Pentaho Data Integration - Kettle ETL tool

Kettle (K.E.T.T.L.E - Kettle ETTL Environment) has been recently aquired by the Pentaho group and renamed to Pentaho Data Integration. Kettle is a leading open source ETL application on the market. It is classified as an ETL tool, however the concept of classic ETL process (extract, transform, load) has been slightly modified in Kettle as it is composed of four elements, ETTL, which stands for:

  • Data extraction from source databases
  • Transport of the data
  • Data transformation
  • Loading of data into a data warehouse

    Kettle is a set of tools and applications which allows data manipulations across multiple sources.
    The main components of Pentaho Data Integration are:
  • Spoon - a graphical tool which make the design of an ETTL process transformations easy to create. It performs the typical data flow functions like reading, validating, refining, transforming, writing data to a variety of different data sources and destinations. Tranformations designed in Spoon can be run with Kettle Pan and Kitchen.
  • Pan - is an application dedicated to run data transformations designed in Spoon.
  • Chef - a tool to create jobs which automate the database update process in a complex way
  • Kitchen - it's an application which helps execute the jobs in a batch mode, usually using a schedule which makes it easy to start and control the ETL processing
  • Carte - a web server which allows remote monitoring of the running Pentaho Data Integration ETL processes through a web browser.

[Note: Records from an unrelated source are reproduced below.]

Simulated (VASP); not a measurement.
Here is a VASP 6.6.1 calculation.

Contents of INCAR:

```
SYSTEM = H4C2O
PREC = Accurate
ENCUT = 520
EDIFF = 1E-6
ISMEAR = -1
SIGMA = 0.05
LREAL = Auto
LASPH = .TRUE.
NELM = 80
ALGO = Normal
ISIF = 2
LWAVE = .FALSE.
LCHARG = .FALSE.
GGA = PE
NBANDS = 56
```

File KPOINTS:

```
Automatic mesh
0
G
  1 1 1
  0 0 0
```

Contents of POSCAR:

    Currently, the data sources and supported databases in Kettle ETL are:
    - Any database using ODBC on Windows
    - Oracle
    - MySQL
    - AS/400
    - MS Access
    - MS SQL Server
    - IBM DB2
    - PostgreSQL
    - Intersystems Caché
    - Informix
    - Sybase
    - dBase
    - Firebird SQL
    - MaxDB (SAP DB)
    - Hypersonic
    - CA Ingress
    - SAP R/3 System (using the ProSAPCONN plugin)